The VFF Farmers Fund – which Coles kickstarted with a $1 million contribution from its Nurture Fund – is undeniably a worthy cause, but it does nothing to address the $1 per litre supermarket trend that has lowered milk prices for farmers.

After dairy co-operative Murray Goulburn retrospectively lowered its milk prices to farmers, and rival Fonterra followed suit, an increasing number of shoppers have sought out branded milk in protest against supermarket private labels.

Dairy Australia trade and industry strategy group manager Charlie McElhone told AAP these consumer-led boycotts have hit Coles and Woolworths, with their private labels’ market share dropping from 65 per cent to around 50 per cent.

VFF president David Jochinke said private label milk still holds a significant share of the market and hopefully the new Farmers Fund milk could claw some of that back to farmers.

“We’re encouraging anyone who is buying home brand milk to consider investing in this fund,” Mr Jochinke told the ABC.

“We think supporting branded milk is a good thing, but for people buying home brand milk, this is an opportunity to get them involved.”

VFF chief executive Graeme Ford did his best to promote the Farmers Fund milk, while also supporting the purchase of branded milk, on Network Ten’s The Project on Wednesday night.

Watch it here:

Farmers from southeastern Australia can apply to the Farmers Fund for $20,000 for on-farm work including upgrades, consultants or plans to increase productivity.

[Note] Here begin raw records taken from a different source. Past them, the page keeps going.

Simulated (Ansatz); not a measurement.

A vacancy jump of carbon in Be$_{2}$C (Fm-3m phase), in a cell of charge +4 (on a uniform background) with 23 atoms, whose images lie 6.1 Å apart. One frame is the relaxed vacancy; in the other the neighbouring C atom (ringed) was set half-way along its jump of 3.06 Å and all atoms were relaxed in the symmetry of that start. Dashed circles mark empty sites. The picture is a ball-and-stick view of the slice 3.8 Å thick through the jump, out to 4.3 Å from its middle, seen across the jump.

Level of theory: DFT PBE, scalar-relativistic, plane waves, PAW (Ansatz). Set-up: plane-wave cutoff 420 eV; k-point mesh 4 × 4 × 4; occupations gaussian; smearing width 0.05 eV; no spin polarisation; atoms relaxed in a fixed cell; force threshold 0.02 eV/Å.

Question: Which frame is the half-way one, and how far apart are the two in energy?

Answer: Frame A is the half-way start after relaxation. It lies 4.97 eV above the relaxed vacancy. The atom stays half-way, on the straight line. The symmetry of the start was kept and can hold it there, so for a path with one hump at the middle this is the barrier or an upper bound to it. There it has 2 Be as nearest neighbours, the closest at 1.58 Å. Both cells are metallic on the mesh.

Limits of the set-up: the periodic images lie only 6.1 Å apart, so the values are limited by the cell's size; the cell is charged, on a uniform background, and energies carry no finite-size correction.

The first round of applications closes on September 30.

After Murray Goulburn cut the amount it paid farmers for their milk, many were left to pay back the difference to the company.

The company cut the price after its predictions the milk market would recover from a global glut failed to materialise.

Its predicted price paid to farmers of $6.05 per kilogram in July 2015 fell to between $4.75-$5.00 a kilogram in April 2016.